Wednesday, January 26, 2011

Interview With A Vampire

I always think of vampire novels as being a different flavor of romance novels, and since I’m not very interested in romance, I tend to look past them. It’s true that vampires and sexuality are usually very closely linked. There’s just something very intimate about someone’s teeth sinking into your neck.  Having said that, I’m really not very familiar with the genre at all.

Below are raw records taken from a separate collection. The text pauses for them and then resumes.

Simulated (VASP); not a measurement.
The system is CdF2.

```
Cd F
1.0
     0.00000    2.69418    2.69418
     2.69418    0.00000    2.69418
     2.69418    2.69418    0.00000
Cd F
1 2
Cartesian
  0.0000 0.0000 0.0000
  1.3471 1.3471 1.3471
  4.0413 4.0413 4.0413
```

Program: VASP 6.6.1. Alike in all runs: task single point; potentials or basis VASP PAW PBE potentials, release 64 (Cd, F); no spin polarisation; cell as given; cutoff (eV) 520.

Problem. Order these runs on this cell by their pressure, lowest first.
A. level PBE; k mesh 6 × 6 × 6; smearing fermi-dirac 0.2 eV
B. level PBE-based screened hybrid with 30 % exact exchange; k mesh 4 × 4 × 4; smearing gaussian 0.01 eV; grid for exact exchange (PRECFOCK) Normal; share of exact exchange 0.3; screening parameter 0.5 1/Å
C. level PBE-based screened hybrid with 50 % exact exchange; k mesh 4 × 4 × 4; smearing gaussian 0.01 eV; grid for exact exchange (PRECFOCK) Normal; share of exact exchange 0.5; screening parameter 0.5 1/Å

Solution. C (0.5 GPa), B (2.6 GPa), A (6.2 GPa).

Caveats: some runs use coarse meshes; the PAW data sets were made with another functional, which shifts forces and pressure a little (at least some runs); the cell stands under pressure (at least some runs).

Interview With A Vampire surprised me. While there was a certain amount of eroticism to the vampires, it was more about dealing with their immortality and the unusual problems of ethics they faced. Each of the vampires breaks down in their own way in time. Lestat is childlike in attitude and concerned primarily with self-gratification. He’s entirely selfish and self-serving. However, he’s lonely and needy, and gradually devolves from a powerful, frightening character in the beginning, to a pathetic figure by the end. Claudia, meanwhile, is childlike in appearance even as she matures mentally, and therein lies her problem. Although she takes advantage of her appearance, she becomes increasingly frustrated with her inability to age, and with the way the others continue to treat her as the young girl she appears to be instead of the woman she is.

Louis, meanwhile, is an idealist. He enjoys the heightened senses of being a vampire, but finds killing to be distasteful. He can never enjoy it the way Lestat and Claudia do. He still holds onto his morals. The only reason he stays in Lestat’s company is to protect Claudia. While lonely and unhappy, he has not lost all remnants of his humanity, which is what attracts the vampire Armand, who wishes to have an anchor to this age.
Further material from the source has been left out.